I used to exercise only indoors. I didn’t want to be on display, huffing and puffing, in the larger world; I felt more comfortable in the sanctity of the gym, with the other huffers and puffers. No one paid any attention to me, and that was the way I liked it. Besides, everything was right there—track, machines, mats, and the shower just steps away.
It was my dog who finally pulled me outdoors. A bit too big for backyard exercise and a bit too aggressive for the dog park, he required long walks on leash, and I soon realized that if I was going to find time for both exercising and dog-walking, I would need to combine them.
So I reluctantly began running with my dog…and I had a bit of a revelation: it was good to be outside. I started to notice the natural world; the angle of the sun at different times of the day, the quality of the light, what was blooming or going to seed. I gradually came to like getting outdoors every day, rain or shine, wind or snow. But running outside in spring, especially after a long, long winter, is particularly liberating. The air along the parkside path near the creek is sweet and the warmth and humidity feels healing.
New sights and sounds
Walking and running outdoors is also a lot less boring. I leave the iPod and earphones behind because, honestly, I don’t need the distraction. There’s plenty of other things to hear: frogs in the marshy areas near the water make a lot of noise at this time of year, for example, as do the birds. I’m seeing and hearing birds I never used to see: goldfinches, orioles, juncos, wood ducks, black-capped night herons, hawks. I’m even beginning to recognize some of their calls.
I also have to pay attention to the terrain when I run outdoors; uneven pavement has tripped me up more than once. Sometimes I veer off the path onto the grass, where the softness of the turf feels good under my soles. The quality of the exercise is better too. Uneven ground creates more of a challenge than the endless circle of the track, and I have to engage my brain as well as my muscles to navigate.

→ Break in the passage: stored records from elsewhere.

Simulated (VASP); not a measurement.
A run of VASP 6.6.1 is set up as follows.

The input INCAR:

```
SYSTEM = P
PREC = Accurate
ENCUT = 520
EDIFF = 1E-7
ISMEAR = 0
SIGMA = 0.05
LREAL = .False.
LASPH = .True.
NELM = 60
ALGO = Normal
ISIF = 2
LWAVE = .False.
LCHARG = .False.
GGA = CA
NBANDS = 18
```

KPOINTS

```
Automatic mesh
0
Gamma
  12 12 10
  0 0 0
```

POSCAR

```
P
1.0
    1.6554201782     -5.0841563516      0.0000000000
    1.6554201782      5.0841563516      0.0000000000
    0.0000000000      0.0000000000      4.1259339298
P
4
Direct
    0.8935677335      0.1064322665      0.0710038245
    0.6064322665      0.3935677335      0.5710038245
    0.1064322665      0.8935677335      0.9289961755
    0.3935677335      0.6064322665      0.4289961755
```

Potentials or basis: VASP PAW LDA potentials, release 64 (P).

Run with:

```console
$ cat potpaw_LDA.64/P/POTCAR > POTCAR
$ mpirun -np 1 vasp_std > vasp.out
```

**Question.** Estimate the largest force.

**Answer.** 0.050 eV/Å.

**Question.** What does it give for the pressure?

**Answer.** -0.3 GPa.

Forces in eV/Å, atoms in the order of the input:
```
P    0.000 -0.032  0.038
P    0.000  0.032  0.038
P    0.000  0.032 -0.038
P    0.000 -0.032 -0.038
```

One thing I don’t have to think about when I run outdoors is distance. I have a set of “loops” of varying lengths—one mile, two, three—and I just set off in the direction that draws me, without worrying about pedometers or counting laps.
I still miss the gym on winter’s cold and icy days, but in spring, give me the open road, or trail, every time. You might even say it’s in my nature to exercise outdoors.